Good advice! I didn't realize that smartset is decoupled from the repo
object.
Jun Wu - Feb. 16, 2017, 9:31 p.m.
Excerpts from Yuya Nishihara's message of 2017-02-13 23:56:20 +0900:
> On Fri, 10 Feb 2017 06:34:18 -0800, Jun Wu wrote:
> > # HG changeset patch
> > # User Jun Wu <quark@fb.com>
> > # Date 1486735766 28800
> > #      Fri Feb 10 06:09:26 2017 -0800
> > # Node ID 44f2c707475a79758ecbc4b4117b9cda9d7a4380
> > # Parent  1d7a184bb013a1a6f6b92d1f6d89406a7254ba2b
> > # Available At https://bitbucket.org/quark-zju/hg-draft 
> > #              hg pull https://bitbucket.org/quark-zju/hg-draft  -r 44f2c707475a
> > revset: use phasecache.getrevs
> 
> > The change may make "not public()" slower in the pure version where there
> > are many non-public changesets, because of an unnecessary sort. But
> > performance should be unchanged for the default CPython version. Since
> > non-public changesets are not expected to be many, and most users use the
> > CPython version, the code clean-up seems worthy.
> 
> Perhaps you can make getrevs() return a lazy smartset object so the pure
> version should have the same performance characteristic as before. I mean
> getrevs(repo, target) could be identical to _phase(repo, subset, target) and
> _notpublic(repo, subset, x) given subset=fullreposet.
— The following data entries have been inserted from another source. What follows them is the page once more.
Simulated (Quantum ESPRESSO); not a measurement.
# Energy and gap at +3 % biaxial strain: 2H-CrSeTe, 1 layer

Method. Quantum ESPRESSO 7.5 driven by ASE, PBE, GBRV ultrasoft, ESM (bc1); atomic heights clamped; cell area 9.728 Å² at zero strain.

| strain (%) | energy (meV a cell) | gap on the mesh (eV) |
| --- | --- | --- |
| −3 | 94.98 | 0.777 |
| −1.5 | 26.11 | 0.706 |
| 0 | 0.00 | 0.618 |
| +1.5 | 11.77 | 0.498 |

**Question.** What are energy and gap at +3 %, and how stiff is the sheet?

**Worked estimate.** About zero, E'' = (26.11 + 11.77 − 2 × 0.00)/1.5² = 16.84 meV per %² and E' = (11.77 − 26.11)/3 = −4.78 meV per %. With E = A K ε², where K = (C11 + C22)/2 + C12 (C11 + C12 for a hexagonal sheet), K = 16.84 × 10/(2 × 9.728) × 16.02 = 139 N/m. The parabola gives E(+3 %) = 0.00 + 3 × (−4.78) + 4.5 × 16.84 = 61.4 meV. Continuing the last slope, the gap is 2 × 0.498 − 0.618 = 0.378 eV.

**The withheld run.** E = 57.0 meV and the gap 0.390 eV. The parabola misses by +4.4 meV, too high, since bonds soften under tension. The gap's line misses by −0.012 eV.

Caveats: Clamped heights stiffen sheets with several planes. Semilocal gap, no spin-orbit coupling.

Actually, smartset.baseset will do "data = list(data)" if data is a set.
If we use baseset, the "set" to "list" conversion is an unwanted overhead.

Maybe we can be even smarter: lazily initializing baseset._list.

> 
> The direction of this series looks nice.

Patch

diff --git a/mercurial/revset.py b/mercurial/revset.py
--- a/mercurial/revset.py
+++ b/mercurial/revset.py
@@ -1645,17 +1645,10 @@  def parents(repo, subset, x):
     return subset & ps
 
-def _phase(repo, subset, target):
-    """helper to select all rev in phase <target>"""
-    repo._phasecache.loadphaserevs(repo) # ensure phase's sets are loaded
-    if repo._phasecache._phasesets:
-        s = repo._phasecache._phasesets[target] - repo.changelog.filteredrevs
-        s = baseset(s)
-        s.sort() # set are non ordered, so we enforce ascending
-        return subset & s
-    else:
-        phase = repo._phasecache.phase
-        condition = lambda r: phase(repo, r) == target
-        return subset.filter(condition, condrepr=('<phase %r>', target),
-                             cache=False)
+def _phase(repo, subset, *targets):
+    """helper to select all rev in <targets> phases"""
+    revs = repo._phasecache.getrevs(repo, targets)
+    s = baseset(revs)
+    s.sort()
+    return subset & s
 
 @predicate('draft()', safe=True)
@@ -1718,18 +1711,5 @@  def present(repo, subset, x):
 def _notpublic(repo, subset, x):
     getargs(x, 0, 0, "_notpublic takes no arguments")
-    repo._phasecache.loadphaserevs(repo) # ensure phase's sets are loaded
-    if repo._phasecache._phasesets:
-        s = set()
-        for u in repo._phasecache._phasesets[1:]:
-            s.update(u)
-        s = baseset(s - repo.changelog.filteredrevs)
-        s.sort()
-        return subset & s
-    else:
-        phase = repo._phasecache.phase
-        target = phases.public
-        condition = lambda r: phase(repo, r) != target
-        return subset.filter(condition, condrepr=('<phase %r>', target),
-                             cache=False)
+    return _phase(repo, subset, *phases.allphases[1:])
 
 @predicate('public()', safe=True)